Now it’s just a matter of how much meterial prices will decrease

Hot-rolled steel process in steel industry

Companies that purchased extra steel to safeguard against supply delays and shortages in 2021 could find themselves in trouble if prices continue to fall in the new year. Getty Images

The big question for most of 2021 was “How high can steel prices rise?” The big question for 2022 is “How low can they fall?”

Steel Market Update (SMU) checked the market the week of Jan. 10 and it showed the benchmark price for hot-rolled steel dipping below $1,500/ton ($75/cwt) for the first time since April 2021. It should be noted that last April the hot-rolled price was on an upward trajectory that eventually would take it to a record high of $1,955/ton in early September.

Since then, the price has been plunging rapidly back to earth. Where and when it will land is anyone’s guess. As of the second week in January, the hot-rolled price had declined $475/ton, or nearly 25%, from its peak to $1,480/ton. By all indications, that downtrend is likely to continue for months as supply and demand seek equilibrium.

As Wolfe Research Managing Director Timna Tanners told SMU in a Community Chat webinar, “The trajectory of prices in 2022 will depend on the pace of destocking, the new capacity ramping up, and demand.” SMU survey data offers some insights into those three factors.

Demand in most sectors is favorable entering the new year, based on anecdotal evidence from readers (see Figure 1). About 72% of the service center and OEM executives responding to SMU’s weekly survey reported that demand for their products is stable. The rest were almost evenly split on demand improving or declining.

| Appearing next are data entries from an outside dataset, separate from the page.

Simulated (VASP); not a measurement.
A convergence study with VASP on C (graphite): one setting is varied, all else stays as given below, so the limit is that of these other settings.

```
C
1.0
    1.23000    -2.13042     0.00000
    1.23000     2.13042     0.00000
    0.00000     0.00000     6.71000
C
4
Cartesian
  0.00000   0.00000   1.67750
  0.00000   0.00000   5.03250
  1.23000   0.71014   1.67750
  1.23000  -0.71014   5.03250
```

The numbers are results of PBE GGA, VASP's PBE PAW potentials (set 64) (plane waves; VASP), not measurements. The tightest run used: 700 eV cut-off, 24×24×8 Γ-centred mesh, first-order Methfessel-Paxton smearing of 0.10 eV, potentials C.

Demand, of course, is a moving target and subject to steel prices and the whims of the economy. Service centers reported that 38% of their contract customers are releasing less steel than they did at this time last year. Around 80% of the manufacturers responding expect demand for their products to be stable or to decline marginally in the next few months—in other words, good but not great in terms of growth. So while demand appears positive, it is anything but certain in the months ahead.

One big wild card for demand is the situation with steel inventories. SMU data shows the industry has gotten significantly over-inventoried from a combination of double ordering when the market was tight last year, import buys now arriving, and customers’ delaying purchases as they wait to see how low prices will go. About 38% of service centers said they have too much material on hand and are looking to reduce stock levels—which is significant considering that service centers account for about one-third of steel demand. Likewise, 20% of the manufacturers polled said they are planning to reduce their inventories.

While 69% of the service centers and manufacturers surveyed last month still considered themselves active buyers, the other 31% told SMU they were in a wait-and-see mode. After all, no one wants to buy steel today if it will be cheaper tomorrow. It’s rarely a good idea to try to catch a falling knife.

How much cheaper might it be tomorrow? Steel prices declined at a pace of $20/ton to $25/ton per week in the last quarter of 2021 and into the new year. SMU’s poll in early January asked steel buyers: Where do you think hot-rolled coil prices be at the end of the first quarter?

The vast majority, 78%, said they expected HR prices to dip below the current $1,500/ton (see Figure 2). About 31% said they think prices will be in the $1,400s by the end of March, 17% in the $1,300s, and 30% in the $1,200s or even lower. Calculated as a weighted average of all the responses, those predictions would put the HR price around $1,378/ton by the end of March. That’s down another $100/ton—which may be optimistic given the rate of decline to date.

Analysts, such as Wolfe Research, point to a dozen mill expansions that will add some 18.6 million tons of new steelmaking capacity to North America by 2025—12 million tons of it this year—with little chance of a comparable increase in consumption. Such overcapacity for production of flat-rolled steel promises a “sheet storm” in the years ahead that bodes ill for steel prices, contends Tanners. Wolfe Research predicts hot-rolled steel could end the year with a price as low as $750/ton. That’s not good news for anyone with inventory, but not all bad for fabricators and manufacturers, who will almost certainly see their cost of materials decline this year.

Upcoming Events

SMU’s next educational offering is its Introduction to Steel Hedging workshop, on Feb. 14-15, in Tampa, Fla. Participants will learn the basics of hedging futures and managing price risk, skills essential in today’s volatile market. That workshop will be held in conjunction with our Tampa Steel Conference on Feb. 14-16. Both events are live.

Also, it’s not too early to put the next SMU Steel Summit on your calendar. The SMU Steel Summit, the biggest annual steel gathering in North America, is set for Aug. 22-24 in Atlanta.

For more information on these events or to sign up for a free trial subscription to Steel Market Update, email info@steelmarketupdate.

About the Authors
Steel Market Update

John Packard

President/CEO

800-432-3475

John Packard is the founder and publisher of Steel Market Update, a steel industry newsletter and website dedicated to the flat-rolled steel industry in North America. He spent the first 31 years of his career selling flat-rolled steel products to the manufacturing and distribution communities.

Steel Market Update

Tim Triplett

Executive Editor

Tim Triplett, senior editor for Steel Market Update and the former editor-in-chief for Metal Center News, can be reached at tim@steelmarketupdate.com.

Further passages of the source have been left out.